While not all of those who own beachfront property can be considered rich, the fact is, there are few more valuable parcels of land in the country than some of the ocean view houses and cottages that are continually battered by storms.
The same holds true for communities along rivers that are flood prone. A river town that experiences a flood every one hundred years is one thing. But some communities get flooded out a couple of times a decade. The question is the same; should the government - and our tax dollars - continuously subsidize those who live in disaster prone areas?
Because the rich are able to afford the most desirable properties which many happen to be close to nature. Mother nature has been known to be a bitch on occasion though.
In the Midwest, the Corp of Engineers mandates you have to leave after the flood wipes you out.
Unless you are a large town, or rich. Then the money keeps flowing.
The madness that is our disaster management policy is a sore point for me.
They move back in as the water goes down.

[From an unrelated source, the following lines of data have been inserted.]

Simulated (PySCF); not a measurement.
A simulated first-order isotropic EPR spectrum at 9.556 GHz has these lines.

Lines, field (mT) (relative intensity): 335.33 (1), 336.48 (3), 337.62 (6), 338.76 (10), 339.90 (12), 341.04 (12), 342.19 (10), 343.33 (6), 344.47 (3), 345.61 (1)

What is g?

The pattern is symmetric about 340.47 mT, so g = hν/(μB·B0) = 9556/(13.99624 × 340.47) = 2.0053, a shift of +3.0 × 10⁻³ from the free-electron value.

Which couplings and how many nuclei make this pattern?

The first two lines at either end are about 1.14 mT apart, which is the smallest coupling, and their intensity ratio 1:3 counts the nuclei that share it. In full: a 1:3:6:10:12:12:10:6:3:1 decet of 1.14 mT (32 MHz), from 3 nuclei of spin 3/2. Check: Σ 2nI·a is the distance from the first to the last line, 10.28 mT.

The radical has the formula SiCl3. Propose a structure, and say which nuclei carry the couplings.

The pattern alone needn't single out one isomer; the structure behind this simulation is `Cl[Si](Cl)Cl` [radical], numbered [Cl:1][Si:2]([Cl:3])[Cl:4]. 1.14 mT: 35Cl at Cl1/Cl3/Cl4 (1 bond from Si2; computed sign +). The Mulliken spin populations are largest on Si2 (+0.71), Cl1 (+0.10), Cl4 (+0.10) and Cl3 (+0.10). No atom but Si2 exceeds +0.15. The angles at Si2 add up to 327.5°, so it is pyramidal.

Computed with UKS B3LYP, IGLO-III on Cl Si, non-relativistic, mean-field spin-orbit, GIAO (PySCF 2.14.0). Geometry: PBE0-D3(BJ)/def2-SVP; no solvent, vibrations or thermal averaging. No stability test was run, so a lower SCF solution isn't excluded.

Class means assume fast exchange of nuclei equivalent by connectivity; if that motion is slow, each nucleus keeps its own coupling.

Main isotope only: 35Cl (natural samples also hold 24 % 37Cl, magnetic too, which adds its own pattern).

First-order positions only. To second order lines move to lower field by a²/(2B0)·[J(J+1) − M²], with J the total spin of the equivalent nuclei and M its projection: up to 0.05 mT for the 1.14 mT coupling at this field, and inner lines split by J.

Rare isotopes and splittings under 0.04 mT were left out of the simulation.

You never hear them complain ~ and as far as I know they don't have insurance, or sewers, or high quality public streets, or electric power ~ this area also has the highest rate of violent crime in Marion county, and that's saying something!
The only federal initiative there is to fight crime. Locally there's an initiative to tear down totally destroyed buildings ~ some of them have been flooding out for over a century and really could fall over at any time.
Old timers will tell you this was a great place to live ~ provided you had a boat, and no basement!